The last quarter, and more particularly, the last month has seen a fairly negative bias across most Australian and international equity markets. Commodity prices fell slightly and gold has continued to plummet. The Australian dollar has also been decreasing, posting losses against all the major currencies. But economically, this might not be such a bad thing.
Interest rates are being closely watched after the Reserve Bank decided to hold cash rates at 2.75% in June. RBA Governor, Glenn Stevens explained that the mining downturn has driven a significant depreciation of the Aussie dollar over the past three months. This depreciation has increased the attractiveness of local exports and provided support to our otherwise challenged economy.
In international debt markets, the Federal Reserve in the USA rescinded its indefinite support of fixed income markets causing global corporate bonds to fall 2.36% and emerging market debt to plunge over 4% for the month.
Australian equities followed the global markets down in June, with the ASX 300 falling 2.4% for the month. Small caps were the worst performers falling by 7.15%. Information Technology and Materials sectors were the worst affected, falling 6.96% and 10.26% respectively in the month of June. The materials sector has been significantly impacted by the rapid fall in the price of gold by 22.71% over the last 12 months. This and the follow-on effects have driven some gold stocks down over 50%.
As is often the case during a downturn, the defensive healthcare sector outperformed the market, rallying by 1.33%. Property also stayed fairly strong against other industries, with Australian REITs only declining 1.02% in June.

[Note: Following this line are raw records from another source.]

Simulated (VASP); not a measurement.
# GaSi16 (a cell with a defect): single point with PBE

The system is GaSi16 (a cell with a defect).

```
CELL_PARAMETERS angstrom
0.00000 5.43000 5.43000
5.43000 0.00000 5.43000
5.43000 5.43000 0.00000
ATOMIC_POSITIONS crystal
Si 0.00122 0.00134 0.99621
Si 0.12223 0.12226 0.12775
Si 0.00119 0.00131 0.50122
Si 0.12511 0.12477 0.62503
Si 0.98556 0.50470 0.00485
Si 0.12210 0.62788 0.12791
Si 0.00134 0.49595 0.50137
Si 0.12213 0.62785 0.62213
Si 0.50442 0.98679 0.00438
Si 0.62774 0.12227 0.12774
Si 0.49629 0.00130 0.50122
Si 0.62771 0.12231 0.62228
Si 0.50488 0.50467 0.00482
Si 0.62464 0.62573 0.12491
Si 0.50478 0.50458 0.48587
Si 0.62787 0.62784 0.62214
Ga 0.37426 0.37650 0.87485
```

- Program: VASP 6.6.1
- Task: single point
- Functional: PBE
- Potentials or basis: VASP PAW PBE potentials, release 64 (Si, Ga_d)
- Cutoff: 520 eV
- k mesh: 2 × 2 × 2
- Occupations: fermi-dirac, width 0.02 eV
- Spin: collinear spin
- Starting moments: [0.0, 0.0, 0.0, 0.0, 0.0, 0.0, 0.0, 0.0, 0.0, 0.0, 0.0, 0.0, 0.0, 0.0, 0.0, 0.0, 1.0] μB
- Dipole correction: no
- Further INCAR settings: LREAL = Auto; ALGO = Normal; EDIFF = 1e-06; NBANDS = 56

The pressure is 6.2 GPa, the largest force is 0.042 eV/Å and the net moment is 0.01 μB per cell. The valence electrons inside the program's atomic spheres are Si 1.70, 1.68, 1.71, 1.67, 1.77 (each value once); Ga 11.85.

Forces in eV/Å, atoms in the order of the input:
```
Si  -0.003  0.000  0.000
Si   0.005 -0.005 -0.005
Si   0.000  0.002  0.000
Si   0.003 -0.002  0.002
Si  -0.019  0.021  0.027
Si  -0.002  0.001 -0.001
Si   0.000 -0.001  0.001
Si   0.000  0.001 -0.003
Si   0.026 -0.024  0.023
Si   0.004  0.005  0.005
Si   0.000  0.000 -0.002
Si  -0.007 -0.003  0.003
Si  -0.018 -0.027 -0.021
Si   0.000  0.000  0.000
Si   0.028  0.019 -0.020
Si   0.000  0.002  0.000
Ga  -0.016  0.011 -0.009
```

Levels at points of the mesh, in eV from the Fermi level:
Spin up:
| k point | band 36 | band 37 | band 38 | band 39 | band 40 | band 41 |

In international equities, the Fed’s announcement that they will wind back quantitative easing sooner than previously expected unbalanced markets. Global equities subsequently declined by 2.43% during the last month of the June quarter. Losses in China continued from previous months, with the MSCI China index slipping 7.07% in June, and the HSBC Manufacturing PMI falling to 49.2 which is seen as a slight contraction of the Chinese economy. (A number above 50 signifies expansion, below 50 signifies contraction).
Over the coming three months we are looking for three slow but realistic shifts in the market,
- We expect the USA will continue down the forewarned path of reducing its quantitative easing, bringing to fruition something the market already expects. This could cause some market instability around announcements.
- We see the continued weakness in commodity prices and Asian markets driving a gradual and painful weakness across the mining economy in Australia and a continued flow through to other sectors.
- And the conclusion of the Federal Election period should bring the end of the inactivity that results from political uncertainty.